Firstly I’d like to say a thank you to Special Representative Deborah Lyons and the exceptional UNAMA and UN Country teams for your essential work, and commitment, to the Afghan people.  

I want to also thank Wazhma for powerfully detailing how violence and intimidation is impacting the people of her country - destroying lives, inciting fear, and exacerbating existing challenges, especially for women and girls.

Malala – thank you for so clearly reminding us of what’s at stake for future generations of Afghan children, particularly girls. I’m sure you never thought you would see the country take a backward step like we have seen in recent weeks.

We meet today at a pivotal moment for Afghanistan; a country facing a serious humanitarian and human rights crisis.

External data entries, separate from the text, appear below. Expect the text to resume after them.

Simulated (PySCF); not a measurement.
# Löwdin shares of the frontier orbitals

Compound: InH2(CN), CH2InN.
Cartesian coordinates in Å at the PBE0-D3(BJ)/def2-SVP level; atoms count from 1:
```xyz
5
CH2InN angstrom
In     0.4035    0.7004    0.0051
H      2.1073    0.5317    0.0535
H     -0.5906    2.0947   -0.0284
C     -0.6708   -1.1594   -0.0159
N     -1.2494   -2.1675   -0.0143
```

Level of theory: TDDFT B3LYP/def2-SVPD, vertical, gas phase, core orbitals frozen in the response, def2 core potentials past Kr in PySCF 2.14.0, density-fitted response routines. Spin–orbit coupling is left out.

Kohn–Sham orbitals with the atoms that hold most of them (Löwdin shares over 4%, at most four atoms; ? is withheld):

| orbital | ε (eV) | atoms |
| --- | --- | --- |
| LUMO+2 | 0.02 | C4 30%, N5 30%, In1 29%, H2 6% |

The world has watched in horror at the violence and chaos in recent weeks.  Millions of Afghans require urgent support, including those recently displaced by conflict, violence and intimidation. And they are in their millions.

Collectively, we can avert a humanitarian tragedy in Afghanistan. But it will take an enormous effort.

I urge the Taliban to facilitate full, safe and unimpeded access to humanitarian organisations and all of their personnel, regardless of gender.

They should be able to carry out their life saving, and life sustaining work, without interference or fear.

To ensure this access - and the right of Afghans and foreign citizens to safely leave Afghanistan – it is vital that Kabul airport and Afghanistan’s land borders are fully open and operational.

The international community has a responsibility to continue to support humanitarian relief efforts. Ireland will play its part, including through participating at the High Level Meeting on the Humanitarian Situation in Afghanistan on 13th September.

As we build on our announcement last month of emergency funding to UNHCR, in recognition of our responsibility to Afghan refugees and host countries.

Afghanistan also faces a governance crisis.

Participation in political and civic life is the right of all Afghans - women, men, young people, minorities and civil society.

A government that does not harness the full strength, talent and diversity of the Afghan people – that does not allow for the right to peaceful protest and for free and independent media - cannot lay the groundwork for a peaceful and secure Afghanistan into the future. 

We know from our own experience in Ireland that the full, equal and meaningful participation of women is a prerequisite for sustainable peace and political stability.

Ireland urges this Council to place clear priority on womens’ involvement in the processes that shape their future.  We owe this much to the women peacebuilders, many of who have given everything and are risking their lives for peace.

The rights of women and girls to full and equal access to education; to healthcare; to freedom of movement in their own country; and to participate fully in public life - these are universal rights.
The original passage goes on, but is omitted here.